I've been making a (somewhat halfhearted) effort to clear out some excess space in my room, mainly because I live every day in fear of becoming a hoarder.
Among the items I deemed worthy of a purge were my stack of old Becketts, which date from as far back to 2001 (I was nine years old) to around 2011 or so. I've long since stopped buying the magazine -- I honestly don't even know if they still print it anymore -- and my distaste for the Book Value phenomenon Beckett helped popularize has been well-documented on this blog.
But although my Beckett fandom remains a thing of the past, I still felt a pang of something when I moved those old magazines into the trash pile.
I couldn't help but flip through a couple of my treasured old Becketts this afternoon.
There was a time when I intently reviewed every page of every magazine, reading that tiny text, looking for those up and down arrows to see what was hot and cold. Not because I had any of the hot cards themselves, of course -- it was mainly for pleasure more than anything.
At the very least, flipping through old Becketts is often good for a laugh -- Chris Coghlan's Bowman Chrome rookie autograph was on the rise as of this issue...from June 2009.
When I was a kid, "big" cards like these seemed to exist in a different universe, and seeing them all in one place made reading through Beckett's Hot List a monthly pleasure.
These days, I own exactly one of the Hot List cards from June 2009 -- Johan Santana's Fleer Tradition rookie at #20, which I found in a dime box a couple years ago -- but again, it's fun now to relive the absurdity of some of the names here (Jake Fox? Fernando Martinez?).
While my fascination with Book Value died somewhere around 2010 or so, there was a brief period of time in which I still bought Beckett for the articles alone.
Most issues were good for at least a couple fun reads, like this one, which documents the luck of a collector in Kentucky who, thanks to a massive printing error at Topps, pulled dozens and dozens of extremely scarce SPs from a 2009 Heritage blaster. They're valued here at more than $20,000 all together.
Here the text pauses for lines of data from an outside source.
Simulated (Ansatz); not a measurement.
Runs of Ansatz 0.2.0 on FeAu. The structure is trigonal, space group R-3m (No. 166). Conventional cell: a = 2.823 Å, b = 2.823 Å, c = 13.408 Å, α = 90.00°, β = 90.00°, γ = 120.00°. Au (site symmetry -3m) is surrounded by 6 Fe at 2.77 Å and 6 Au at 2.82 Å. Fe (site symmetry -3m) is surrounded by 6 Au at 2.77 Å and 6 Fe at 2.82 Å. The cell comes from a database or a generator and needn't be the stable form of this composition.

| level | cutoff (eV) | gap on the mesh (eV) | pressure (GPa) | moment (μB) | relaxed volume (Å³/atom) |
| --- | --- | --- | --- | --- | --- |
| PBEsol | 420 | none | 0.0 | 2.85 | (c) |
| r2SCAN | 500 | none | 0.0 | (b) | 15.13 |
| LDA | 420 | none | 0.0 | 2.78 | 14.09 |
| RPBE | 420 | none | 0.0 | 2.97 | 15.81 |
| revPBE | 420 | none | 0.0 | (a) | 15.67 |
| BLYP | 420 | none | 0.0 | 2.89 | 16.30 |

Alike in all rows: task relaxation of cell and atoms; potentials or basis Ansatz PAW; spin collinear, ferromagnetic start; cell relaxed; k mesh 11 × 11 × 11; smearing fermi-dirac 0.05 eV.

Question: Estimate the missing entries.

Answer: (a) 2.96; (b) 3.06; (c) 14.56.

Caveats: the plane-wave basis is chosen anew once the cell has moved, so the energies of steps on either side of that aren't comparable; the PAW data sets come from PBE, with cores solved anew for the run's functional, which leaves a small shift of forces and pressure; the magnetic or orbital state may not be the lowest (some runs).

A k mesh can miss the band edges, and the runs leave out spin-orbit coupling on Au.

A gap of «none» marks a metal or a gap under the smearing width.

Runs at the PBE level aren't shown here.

While this was almost ten years ago now, I have to say I'm still a bit jealous.
Even though the magazines are gone, remnants of Beckett will always exist in my card collection.
This Jim Beckett came special with one of my Becketts long ago, and you can attribute the giant crease running down the middle of it to my futile efforts to pry this card from that icky booger-like material magazines often use to affix free items (note to Beckett: not a great idea for usage with baseball cards).
I could be wrong, but I seem to remember that a few of my first Becketts came with sample cards like these.
In hindsight, I'm surprised Beckett didn't include cards with more of their publications, because what better way to get someone to buy a baseball card magazine than with FREE BASEBALL CARDS?
This is a reprint of Beckett's first-ever (mimeographed!) publication back in 1984 -- it came special with a 15th anniversary issue in 2001, and yes, I'm keeping this.
I've flipped through this historic reprint many times just to see the inflation of vintage card prices over the years.
Oh, and if anyone has a '52 Mantle they'd be willing to let go for the '84 Beckett value of $1,400, please hang tight while I secure a personal loan.
And while I'm finally due for an update and/or replacement by now, I'll also be keeping my Beckett pride and joy: the volume I refer to as only The Big Book, which contains listings for every known card set as of its 2008 publication.
As you can see by the sorry shape of the tome itself, I've consulted this thing endlessly throughout my collecting career. Not so much for the values, but for the reference: finding SPs, hunting for oddball sets, discerning checklist sizes, etc., etc. And while I may not like what Beckett has done to the hobby in terms of perceived "value," I do thank them with all my heart for this catalog, as it's made my collecting life immensely easier on so many occasions.
But for now, I must part with the Beckett magazines of my youth, a seemingly innocent purge which produced more nostalgia than I ever thought possible.